FAQ

What is a home loan?

Most people don’t have enough money to pay cash for a home, so they borrow what they need from a bank or mortgage company.

To determine if you qualify for a mortgage, a lender will check your credit history and other personal information, including your income and how much you owe to creditors. In addition, the lender will order an appraisal on your property to determine its value.

In today’s marketplace lenders usually require buyers to cover at least 5% of the purchase price with their own money for conventional loans. The 5% is your down payment and you will be borrowing 95% of the purchase price which is called a Loan To Value.

For most of us, the interest you pay on the mortgage is tax deductible, so you save money on your income tax. Also, the property taxes that you pay will be deductible thus saving you even more money at tax time.
PLEASE CONSULT YOUR TAX ADVISER TO SEE IF YOU QUALIFY.

Even though home prices have fallen recently in most markets, the value of a home historically has increased over time creating wealth for you. Every month a portion of your payment will go towards the principal loan balance thus reducing the amount you owe and creating equity. The amount of principal applied to your loan balance increases each month until your loan is totally repaid.

Can I get pre-approved for a mortgage?

You can get pre-approved for a loan before you start looking for a home — something we think every prospective home buyer ought to do.

Elite Mortgage Capital will evaluate your application and provide a “Pre-Approval” letter that says how much you would qualify for. Here’s a step-by-step look at the pre-approval process.

Full approval can only come when you have a contract on a home, all information stated on the application is verified and the value of the home is validated. Since the home will serve as collateral for the loan, the bank or mortgage company you choose to work with will evaluate that as closely as it does your finances.

What does getting pre-approved for a mortgage actually mean?

Getting pre-approved for a loan is a very smart thing to do.

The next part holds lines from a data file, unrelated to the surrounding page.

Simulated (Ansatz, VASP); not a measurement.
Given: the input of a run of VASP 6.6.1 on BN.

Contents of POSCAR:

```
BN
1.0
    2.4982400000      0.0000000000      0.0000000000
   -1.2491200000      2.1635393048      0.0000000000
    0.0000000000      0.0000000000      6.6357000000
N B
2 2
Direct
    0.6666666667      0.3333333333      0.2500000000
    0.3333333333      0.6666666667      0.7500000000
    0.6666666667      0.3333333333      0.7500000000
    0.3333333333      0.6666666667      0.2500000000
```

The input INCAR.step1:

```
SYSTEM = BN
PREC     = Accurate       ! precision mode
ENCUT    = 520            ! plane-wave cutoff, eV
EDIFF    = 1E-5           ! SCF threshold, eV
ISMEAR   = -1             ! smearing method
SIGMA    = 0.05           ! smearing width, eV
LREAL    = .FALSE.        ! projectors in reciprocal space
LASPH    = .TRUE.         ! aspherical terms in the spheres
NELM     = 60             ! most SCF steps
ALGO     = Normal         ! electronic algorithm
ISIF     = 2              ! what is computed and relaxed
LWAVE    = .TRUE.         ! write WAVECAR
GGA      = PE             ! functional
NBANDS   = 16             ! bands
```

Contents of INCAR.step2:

When you start shopping for a home, you can use your Elite Mortgage Capital “Pre-Approval” letter to show the sellers of the property how much financing you qualify for and that your credit has been checked and verified. It makes your purchase contract easier than someone who hasn’t taken this step.

Can my parent(s) cosign for my mortgage if he doesn’t live in the house?

Yes. He/She would be considered a “non-occupying co-borrower.” Being a cosigner makes him 100% responsible for the payments if you default on the loan. If you are late making a mortgage payment, that would also show up as a negative on their credit report as well as yours.

How can I figure how much I can afford?

Our mortgage calculators will give you close estimate on what your qualifying loan amount would be and what your payments will be. The calculator will ask what your interest rate will be. For this, please see our “Today’s Rate” page under “Rates” in the main menu. Enter an average of some of the rates offered. You’ll get a pretty good estimate of the price range that fits your budget.

Whether you’re buying a home or refinancing an existing mortgage, we have a mortgage calculator that can help you make the right decisions.

Credit score calculation

When couples apply together, lenders use their lowest credit score to determine whether they qualify for a loan and what interest rate they’ll pay.

It won’t have an impact if the two scores are 740 and 720. But it will make a huge difference if one spouse’s score is 740 and the other is 580. A low score would place a person in a higher-risk of default category in a lenders mind thereby impacting the interest rate and down payment required.

Total debt obligations

Most lenders don’t want your total debt payments — including mortgage, auto loans, student loans, child support and credit card bills that will take more than six months to pay off — to exceed 36% of your pretax income. (FHA loans allow for a slightly higher percentage.)

What are annual percentage rates on mortgages?

The APR is a way to reflect the total cost of a loan over time once all of the points, fees and other costs are taken into account.

That cost is expressed as an annual percentage rate that will be higher than the interest rate shown on your note and should allow borrowers to compare loans that have different interest rates and fees. The closer the APR is to the note rate the better the deal.